Snapchat has agreed to join an EU-sponsored group of US Internet giants to combat hate speech and online extremism, EU officials said on Monday.
Snapchat, a multi-media messaging app, joins Instagram and the Google+ social network as well as founding participants YouTube, Microsoft, Twitter, and Facebook in a "code of conduct" to look at suspicious content within 24 hours and remove it.
"I welcome Snapchat's commitment to tackle illegal online content," EU Justice Commissioner Vera Jourova said in a statement.
"The growing number of participants proves that the EU Code of Conduct is an efficient way to make the Internet a safer place," Jourova said.
"This is particularly important as it will help protect the younger generations that use Snapchat."
The EU joined forces with US-based Internet firms two years ago amid growing alarm in Europe over the use of social media as a recruiting tool, especially by the Islamic State group.
Issuing a report in January, Jourova said she would continue having the industry regulate itself under the code of conduct after hailing progress among the Internet firms to remove threatening material.
The European Commission, the executive arm of the 28-nation EU, said at the time that IT firms removed 70 percent of the illegal speech notified to them in the few months before January.
That compared to 59 percent before May 2017, and 28 percent in the months after the code of conduct was launched in May 2016.
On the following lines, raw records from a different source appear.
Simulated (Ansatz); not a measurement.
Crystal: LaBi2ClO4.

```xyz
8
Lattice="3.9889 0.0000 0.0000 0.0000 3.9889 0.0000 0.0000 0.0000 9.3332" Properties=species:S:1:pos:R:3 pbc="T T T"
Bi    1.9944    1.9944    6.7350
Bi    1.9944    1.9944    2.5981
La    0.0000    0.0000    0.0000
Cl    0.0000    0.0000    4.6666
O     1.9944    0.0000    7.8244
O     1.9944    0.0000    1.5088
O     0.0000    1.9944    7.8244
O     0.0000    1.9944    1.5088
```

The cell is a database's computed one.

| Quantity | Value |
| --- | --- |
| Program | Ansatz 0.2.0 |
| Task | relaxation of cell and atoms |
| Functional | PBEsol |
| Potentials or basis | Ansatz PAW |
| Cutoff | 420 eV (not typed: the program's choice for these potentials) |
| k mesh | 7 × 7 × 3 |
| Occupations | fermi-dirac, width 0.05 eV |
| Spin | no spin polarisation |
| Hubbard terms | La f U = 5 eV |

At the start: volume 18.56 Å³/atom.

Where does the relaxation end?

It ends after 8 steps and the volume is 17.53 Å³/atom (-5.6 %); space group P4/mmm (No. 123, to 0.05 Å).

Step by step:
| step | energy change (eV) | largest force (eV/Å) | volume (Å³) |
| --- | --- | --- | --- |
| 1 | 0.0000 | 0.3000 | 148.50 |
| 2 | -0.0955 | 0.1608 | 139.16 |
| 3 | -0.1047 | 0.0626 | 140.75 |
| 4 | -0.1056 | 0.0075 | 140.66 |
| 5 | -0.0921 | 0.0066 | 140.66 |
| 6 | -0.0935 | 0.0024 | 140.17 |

Jourova added that IT firms have also strengthened cooperation with civil society organisations, including training, to better detect and report suspected cases of hate speech.
The leaders of EU states last year urged Internet firms to do their utmost to combat online extremism or face the possibility of legislation if industry self-regulation failed.
The EU said it will decide whether further steps are needed in the next few months to fight hate speech.